At midday today, President Barack Obama will announce details of his administration’s $30.1 billion plan to restructure General Motors. Despite claiming that the administration “will not interfere with or exert control over day-to-day company operations” it is instructive that this announcement is being made by the President, from the White House, and not by the company’s CEO from either the company’s Detroit headquarters  or  the New York bankruptcy court. Since March of this year when the White House rejected GM’s restructuring plan, their interventionist actions have spoken much louder than their hands-off rhetoric.

Just days after the White House informed GM that they were unhappy with the company’s first restructuring plan, President Obama fired GM CEO Richard Wagoner. The payoff from Obama’s hand picked replacement, current CEO Fritz Henderson, quickly became apparent when Henderson stood next to Obama in the Rose Garden and announced his support for the Obama administration’s new fuel efficiency standards: “GM is fully committed to this new approach.” The surreal event underscored the myriad of inherent new conflicts as the Obama administration now becomes GM’s regulator, tax collector, customer, lender, and owner. The Obama administration’s heavy handed management of GM did not end there:

What Cars to Make – Currently, General Motors most profitable products are the Chevy Silverado pickup and the Cadillac Escalade SUV. These gas guzzlers aren’t exactly popular with the anti-carbon Obama administration. GM’s electric-powered Chevy Volt, however, is expected to cost $40,000 per vehicle, much more than the $25,000 gas-electric Toyota Prius.

Where to Make Them – The Obama administration plans to close 11 factories and idle another three. It’s hard to see how politics could not dictate the results of that process. Already, the United Auto Workers union successfully pressured the Obama administration to restrict the number of cars GM makes overseas. UAW President Ron Gettelfinger told PBS last week “we, quite frankly, put pressure on the White House, the [auto] task force, the corporation to bar small-car imports from overseas.”

Salesman in Chief – While General Motors has been rapidly shedding market share, Ford (the last private auto company in Detroit) has actually gained market share. Obama’s new car company will never turnaround if that trend continues. So already President Obama personally promoted a $7,500 tax credit for consumers who buy a GM Chevy Volt.

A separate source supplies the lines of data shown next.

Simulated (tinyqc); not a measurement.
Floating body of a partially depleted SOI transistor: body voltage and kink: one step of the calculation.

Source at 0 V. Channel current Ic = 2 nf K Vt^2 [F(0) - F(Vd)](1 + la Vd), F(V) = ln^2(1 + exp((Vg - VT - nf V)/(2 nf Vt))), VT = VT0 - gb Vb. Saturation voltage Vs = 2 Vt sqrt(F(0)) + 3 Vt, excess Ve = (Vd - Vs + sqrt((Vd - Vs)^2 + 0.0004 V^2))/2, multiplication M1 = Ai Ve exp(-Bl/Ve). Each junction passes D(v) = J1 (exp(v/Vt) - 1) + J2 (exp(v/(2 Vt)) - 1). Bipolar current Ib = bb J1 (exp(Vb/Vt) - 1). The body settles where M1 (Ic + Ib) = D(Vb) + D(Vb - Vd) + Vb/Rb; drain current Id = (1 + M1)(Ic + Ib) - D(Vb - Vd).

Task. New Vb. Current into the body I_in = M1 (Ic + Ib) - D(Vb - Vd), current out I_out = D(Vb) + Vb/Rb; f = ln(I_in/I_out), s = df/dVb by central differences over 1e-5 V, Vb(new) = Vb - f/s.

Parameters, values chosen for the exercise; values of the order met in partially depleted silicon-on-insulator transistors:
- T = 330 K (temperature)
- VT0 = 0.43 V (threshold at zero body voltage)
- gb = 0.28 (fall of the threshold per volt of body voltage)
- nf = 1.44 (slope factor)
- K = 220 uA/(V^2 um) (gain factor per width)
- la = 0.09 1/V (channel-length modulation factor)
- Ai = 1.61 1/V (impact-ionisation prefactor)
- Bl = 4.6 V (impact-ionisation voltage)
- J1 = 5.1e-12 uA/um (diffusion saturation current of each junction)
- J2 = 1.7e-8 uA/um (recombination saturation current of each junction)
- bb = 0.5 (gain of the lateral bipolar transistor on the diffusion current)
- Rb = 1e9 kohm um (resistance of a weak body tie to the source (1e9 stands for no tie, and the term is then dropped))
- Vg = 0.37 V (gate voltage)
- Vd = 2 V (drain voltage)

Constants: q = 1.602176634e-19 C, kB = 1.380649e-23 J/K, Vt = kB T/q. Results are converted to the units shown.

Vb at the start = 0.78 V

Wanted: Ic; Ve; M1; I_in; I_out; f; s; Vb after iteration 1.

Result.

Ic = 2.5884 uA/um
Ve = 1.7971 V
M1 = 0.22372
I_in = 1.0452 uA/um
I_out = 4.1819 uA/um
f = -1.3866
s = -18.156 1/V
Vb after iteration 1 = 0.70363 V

We need an exit strategy out of Obama Motors today. Congress could help mitigate the damage down by the Obama administration by:

  • Establish a firm, legally binding deadline–perhaps one year–for the sale of the firm back to the private sector.
  • Prohibit any further taxpayers loans or grants to GM.
  • Strictly bar GM during the period of government ownership from making any campaign contributions or engaging in policy advocacy of any kind.

Last month, President Obama declared “I don’t want to run auto companies. … I’ve got more than enough to do.” Whether or not the administration is making “day-to-day” decisions, running auto companies is exactly what the federal government is doing. That is the wrong road for Detroit, for consumers, and for U.S. taxpayers. America needs to take the nearest exit.